3 Ways To Remember What You Just Read Or Watched Longer
Reading is like the mental version of going to the gym. They both make you look cool.
People admire you for the number of books you’ve read and the amount of time you’ve spent at the gym. Pictures and videos of books and of people working out receive high engagement on social media.
And just like going to the gym only to pose in front of the mirror and leave after five minutes, reading without ways to retain the information will only help you appear cool.
Aim to be cool by ignoring the numbers and focusing on information reception, apprehension, and implementation.
Here’s how I do it.
Publish your reviews
I started writing book reviews on Goodreads back in 2018.
I highlight all the relatable and memorable quotes as I read. I note down what I just learned after every chapter and then compiled all of them into one review which would be posted to Goodreads.
The purpose of this is to hold me accountable for every book I read. I don’t want to read for the sake of keeping scores but to learn to look from other people’s perspectives and see how their insights and knowledge can be applied to my life.
I believe that’s your goal too if you’re reading this piece.
You don’t even have to put it on sites that allow public access like Amazon, Goodreads, or WordPress. Creating a Notion book review page is also an option.

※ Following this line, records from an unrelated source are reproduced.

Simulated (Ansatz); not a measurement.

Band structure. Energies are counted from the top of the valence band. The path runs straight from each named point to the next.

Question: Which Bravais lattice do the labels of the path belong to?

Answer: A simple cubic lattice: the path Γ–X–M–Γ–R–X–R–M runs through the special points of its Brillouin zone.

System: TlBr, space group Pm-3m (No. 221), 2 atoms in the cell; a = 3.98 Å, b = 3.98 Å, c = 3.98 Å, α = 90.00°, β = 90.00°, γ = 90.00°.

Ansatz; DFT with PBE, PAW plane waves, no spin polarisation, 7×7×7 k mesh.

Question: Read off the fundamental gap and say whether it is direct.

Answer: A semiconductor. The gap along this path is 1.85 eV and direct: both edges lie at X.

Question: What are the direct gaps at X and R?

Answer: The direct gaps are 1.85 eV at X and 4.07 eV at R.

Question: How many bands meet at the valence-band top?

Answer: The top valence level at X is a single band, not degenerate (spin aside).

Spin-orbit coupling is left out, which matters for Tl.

The point is to put what you have learned into writing instead of relying on your memories only.
Opt for one on one discussion
I’m not a book club type of person.
After joining one during high school, I found it to be too massive for every single person to have a say. Not everybody has a chance to express their own viewpoints and the communication becomes one-way quickly.
Instead of joining a book club, I share what I read with my high school friend who also enjoys literature and is a fellow content writer.